Last year, Georgia Tech women’s tennis coach Rodney Harmon resisted pairing then-freshmen Megan Kurey and Kendal Woodard.

“I knew that they would be a good team,” he said, “but they’re such good doubles players, I was just trying to spread the wealth.”

Harmon eventually put them together, the longtime friends gladly accepted. In two seasons, they’ve merely become one of the most accomplished doubles teams Tech has produced. The two will be in the hunt for a national championship when the NCAA men’s and women’s doubles championships begin Thursday at Georgia’s Dan Magill Tennis Complex. They are among four teams seeded 5-8.

“When you get up there, you’re just like, Gotta win,” Woodard said. “There’s something about being in Athens.”

Georgia also has two teams in the 32-team draw, second-seeded Lauren Herring and Maho Kowase and Kate Fuller and Silvia Garcia. Georgia State also has an entry, Masa Grgan and Abigail Tere-Apisah.

Woodard and Kurey have considerable credentials. Last summer, they won the ITA National Collegiate Summer Circuit Championships. They followed it by winning the USTA/ITA National Indoor Intercollegiate Championships in November, giving them the first two national doubles titles won by Tech players.

Tech has one individual NCAA champion, singles champion Amanda McDowell in 2008.

Kurey, from Centennial High, and Woodard, who is from Stockbridge and was home-schooled, make a distinctive pair. Woodard is 6-foot-1, has a powerful service game and likes rap music. Kurey is 5-foot-3, is strong on returns and prefers country. Their friendship dates to their days playing junior tennis across the Southeast. Woodard, in fact, helped persuade Kurey to follow her to Tech after she had committed.

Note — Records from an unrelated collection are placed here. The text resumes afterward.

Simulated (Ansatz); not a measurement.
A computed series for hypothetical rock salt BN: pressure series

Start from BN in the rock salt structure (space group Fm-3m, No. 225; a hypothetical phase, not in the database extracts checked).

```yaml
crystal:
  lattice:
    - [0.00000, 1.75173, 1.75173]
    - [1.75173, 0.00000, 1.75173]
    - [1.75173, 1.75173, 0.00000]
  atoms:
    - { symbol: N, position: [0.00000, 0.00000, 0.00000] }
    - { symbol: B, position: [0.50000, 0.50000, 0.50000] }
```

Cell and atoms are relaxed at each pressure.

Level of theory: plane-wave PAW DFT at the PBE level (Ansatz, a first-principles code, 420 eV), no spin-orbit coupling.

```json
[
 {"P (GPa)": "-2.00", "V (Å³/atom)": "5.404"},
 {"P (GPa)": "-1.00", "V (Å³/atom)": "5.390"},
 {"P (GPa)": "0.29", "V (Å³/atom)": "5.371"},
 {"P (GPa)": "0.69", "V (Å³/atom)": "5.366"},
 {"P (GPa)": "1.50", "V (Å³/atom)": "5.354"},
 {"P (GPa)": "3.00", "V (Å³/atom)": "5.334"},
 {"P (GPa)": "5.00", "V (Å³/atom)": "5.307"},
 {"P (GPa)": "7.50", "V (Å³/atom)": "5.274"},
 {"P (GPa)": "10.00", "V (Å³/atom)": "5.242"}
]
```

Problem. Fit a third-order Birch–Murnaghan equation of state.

“I was saying, ‘Megan, come on, we can play doubles together,’” Woodard said.

The pairing has been so effective that the two are roommates. They have developed an unspoken understanding of how the other will play different shots and even when a meeting between points is unnecessary.

“Sometimes, we just, like, know, ‘She knows what to do,’ or we know if, like, OK, she’s mad, I’ll just let her chill this point,” Kurey said.

Both players, Harmon said, have good instincts for doubles and “I think they volley probably as well as any doubles team here in this tournament,” she said.

Still, how long their run in Athens lasts is up in the air. They won their 14th consecutive match Feb. 21, at which point they were ranked No. 1 in the country and were 18-4 overall and 9-3 against ranked opponents. Since then, they are 9-6 overall with a 1-6 record against nationally ranked opponents. They are now ranked No. 6 in the country.

They acknowledge that they haven’t always played their best. They’re hopeful that almost two weeks of practice since the Yellow Jackets were eliminated from the NCAA team tournament in the second round has provided rest and the chance to sharpen their game.

Should they win their first two matches, a potential quarterfinal matchup awaits with Georgia’s Herring and Kowase, who have split with Kurey and Woodard this season.

“A lot of it’s who gets on a run and who can sustain the run,” Harmon said. “But if they get going, if they start playing the way they can play, they’re talented enough to win here.”